The third time back was the charm—Doores found himself on a street called Deslonde in the still-ravaged Lower Ninth Ward back in 2010. “Me and my buddy used to just go there and sit on that levee, waiting to watch the sun go down,” he remembers. “There were two houses left that were uninhabited, and my friend eventually got up the gumption to leave a letter in the landlord’s mailbox, asking if we could move in. He said yes. But we had to do a lot of work on that house.”
He’d finally found a home, but that didn’t stop him from making the yearly trip back to Okemah for its Woody Guthrie Folk Festival, and that’s where he met guitarist Riley Downing. Armed with a batch of originals similar to Doores’ own, they soon picked up extra musicians, including bassist and former schoolmate Dan Cutler, and became the Tumbleweeds, releasing an excellent debut in 2012 called Holy Cross Blues, named after the section of the Ninth Ward where Sam had watched the Mississippi roll. Full of originals (and a jaunty take on Leonard Cohen’s “Passing Through”), it showed a remarkable natural affinity for worksong, country blues, bluegrass and honky-tonk weepers, and it was good enough to get noticed by Alabama Shakes, who asked the Tumbleweeds to join them on tour.
That lucky break led to two major changes. The first happened when Sam ran into old hometown friend (and former collaborator) Cameron Snyder in Seattle, who despite being known for his chops on piano and upright bass was asked to join them on tour as a drummer. “It just felt right,” Sam claims now. “Although he’s still playing just a snare and a kick drum.” The other, more unsettling change was learning that the Tumbleweeds name was already taken. Again turning to their adopted neighborhood, they rechristened themselves the Deslondes, proper pronunciation of “dez lawns” and all. “Now I get to explain how to pronounce our name to everyone I meet,” he chuckles, grumbling like a native son.

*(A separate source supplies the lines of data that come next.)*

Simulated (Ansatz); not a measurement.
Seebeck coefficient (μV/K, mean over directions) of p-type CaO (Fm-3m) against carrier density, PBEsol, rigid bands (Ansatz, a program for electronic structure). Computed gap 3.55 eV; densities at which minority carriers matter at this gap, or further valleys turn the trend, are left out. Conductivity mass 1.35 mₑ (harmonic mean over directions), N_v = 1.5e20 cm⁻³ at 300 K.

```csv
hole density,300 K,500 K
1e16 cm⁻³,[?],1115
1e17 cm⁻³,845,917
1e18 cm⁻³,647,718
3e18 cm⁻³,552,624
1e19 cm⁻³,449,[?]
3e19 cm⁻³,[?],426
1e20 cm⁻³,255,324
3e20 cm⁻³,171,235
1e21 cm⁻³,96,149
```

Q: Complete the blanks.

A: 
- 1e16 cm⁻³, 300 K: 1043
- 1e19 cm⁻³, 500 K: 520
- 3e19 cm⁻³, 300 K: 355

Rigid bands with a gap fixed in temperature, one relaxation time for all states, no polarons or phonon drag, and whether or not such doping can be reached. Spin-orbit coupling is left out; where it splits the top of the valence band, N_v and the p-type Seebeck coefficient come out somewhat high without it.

Around that same time, Sam and Dan made another important fan connection—fellow Guthrie enthusiast and one-time train hopper Alynda Lee Segarra of Hurray for the Riff Raff. “I first met Alynda at the Dragon’s Den just after I dropped out of college,” Sam recalls. “When I walked in Alynda was singing some of her songs, just her and a banjo in front of the stage with no mics… I was floored. We ended up trading stories and songs all night.” Such was her mutual rapport with the pair that they ended up part-time members, touring with her and backing her on several albums including Look Out Mama and her major-label debut Small Town Heroes. “We’re sort of like sister bands,” Sam muses. “But then both bands started getting more work. We all got busier and busier. With the Deslondes, Dan and I were two of the songwriters and so we had more creative control. Breaking out on our own was a natural progression.”
Now free of any other obligations, the newly-christened Deslondes set about recording their debut proper, rehearsing and laying down basic tracks at the Living Room in Algiers. When the tracks were done, off they went with the band to the Bomb Shelter in Nashville to be polished by Shakes and Riff Raff producer Andrija Tokic.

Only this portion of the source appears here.